GOMA, Congo - A rebel group believed to be backed by Rwanda seized the strategic, provincial capital of Goma in eastern Congo on Tuesday, home to more than 1 million people as well as an international airport in a development that threatens to spark a new, regional war, officials and witnesses said.
Explosions and machine-gun fire rocked the lakeside city as the M23 rebels pushed forward on two fronts: toward the city center and along the road that leads to Bukavu, another provincial capital which lies to the south.
Civilians ran down sidewalks looking for cover and children shouted in alarm. A man clutched a thermos as he ran.
A Congolese army tank overlooking Munigi and the road to Rutshuru where fighting between the M23 and the Congolese army has been taking place in the past days near Goma, Congo, Monday.
Thousands of residents fled across the border to Rwanda, the much-smaller nation to the east which is accused of funneling arms and recruits to the M23 rebels.
By early afternoon the gunfire had stopped and M23 soldiers marched down the potholed main boulevards, unimpeded. Their senior commanders, who the United Nations has accused of grave crimes including recruiting child soldiers, summary executions and rape, paraded around the town in all-terrain vehicles, waving to the thousands of people who left their barricaded houses to see them.
The United Nations peacekeepers, known by their acronym MONUSCO, were not helping the government forces during Tuesday's battle because they do not have a mandate to engage the rebels, said Congolese military spokesman Olivier Hamuli, who expressed frustration over the lack of action by the peacekeepers.
"MONUSCO is keeping its defensive positions. They do not have the mandate to fight the M23. Unfortunately, the M23 did not obey the MONUSCO warnings and went past their positions (at the airport). We ask that the MONUSCO do more," he said.
A U.N. spokesman said in New York said that the nearly 1,500 U.N. peacekeepers in Goma held their fire to avoid triggering a battle. The peacekeepers "cannot substitute for the efforts of national forces" in Congo, said spokesman Eduardo del Buey.

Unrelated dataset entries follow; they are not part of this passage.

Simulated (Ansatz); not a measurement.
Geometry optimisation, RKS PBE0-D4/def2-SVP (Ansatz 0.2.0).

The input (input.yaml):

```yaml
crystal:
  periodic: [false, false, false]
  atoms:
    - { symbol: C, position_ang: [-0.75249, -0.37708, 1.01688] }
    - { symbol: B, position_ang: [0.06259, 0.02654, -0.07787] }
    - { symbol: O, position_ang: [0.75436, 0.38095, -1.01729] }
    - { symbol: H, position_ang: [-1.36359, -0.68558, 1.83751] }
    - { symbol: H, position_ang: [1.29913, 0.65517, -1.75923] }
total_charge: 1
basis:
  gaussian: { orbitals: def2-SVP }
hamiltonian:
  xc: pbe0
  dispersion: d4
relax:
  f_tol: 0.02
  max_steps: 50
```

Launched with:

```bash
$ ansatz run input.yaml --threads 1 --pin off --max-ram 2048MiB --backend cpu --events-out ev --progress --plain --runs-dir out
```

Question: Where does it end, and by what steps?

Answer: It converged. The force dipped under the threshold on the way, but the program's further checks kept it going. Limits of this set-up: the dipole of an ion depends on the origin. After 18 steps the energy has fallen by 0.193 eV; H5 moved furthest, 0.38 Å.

French Foreign Minister Laurent Fabius said Tuesday that the mandate of the U.N. forces in Congo "must be reviewed." Speaking in Paris, he said it is "absurd" that the U.N. has 17,000 peacekeepers in all of Congo but they "couldn't stop several hundred men" in Goma.
The French minister also said a rapprochement between Congo and Rwanda was critical to solving the crisis. Fabius said he's been in touch with officials in both countries.